At the Bristol Burger King, I had dropped off my homeless friend, where she ordered a meal.  Again, I had to take someone else somewhere. After I was done, I picked her up. The next time we went to this Burger King together, the shift manager relayed a message from the general manager to tell my friend she wasn’t allowed there. I had to press her for the reason. She said that the general manager, Rene, doesn’t want homeless people there because they panhandle.

My friend never panhandled or caused any problems. The floor manager confessed that she never had a problem with either of us.

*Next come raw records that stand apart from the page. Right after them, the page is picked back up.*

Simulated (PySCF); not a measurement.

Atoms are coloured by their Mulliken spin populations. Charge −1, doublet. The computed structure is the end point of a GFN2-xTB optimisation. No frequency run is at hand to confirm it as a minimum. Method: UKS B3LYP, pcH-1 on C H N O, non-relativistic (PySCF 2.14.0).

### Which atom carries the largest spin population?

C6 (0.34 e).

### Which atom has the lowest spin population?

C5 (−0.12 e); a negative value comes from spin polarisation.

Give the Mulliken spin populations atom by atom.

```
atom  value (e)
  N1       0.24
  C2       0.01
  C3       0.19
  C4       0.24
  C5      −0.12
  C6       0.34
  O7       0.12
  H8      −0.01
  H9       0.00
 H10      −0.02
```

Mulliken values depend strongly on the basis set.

I just read a comment on Facebook by  toadies of the manager of the Burger King at Beaver Dam and Bristol Pike in Bristol, PA, where posters offer a lame defense of this callous discrimination:

Desirae Hall I’m quite sure that she is not discriminating against your friend. She is only doing her job. Where else can you go to and sit all day and drink a cup of coffee. At that establishment there is a real problem with the homeless people panhandling as you are dining in. Thank you Renee for respecting the paying customers.

Like · Reply · 1 · December 17, 2015 at 4:54pm

Jakeria Martin She defy ain’t she’s sweet n kind hearted

These hobophobic comments are examples of narrow minded, judgmental people. For you hobophobes, here is a definition:  “(n) a person that is afraid of hobos. (adj.)hobophobic – to be afraid of hobos.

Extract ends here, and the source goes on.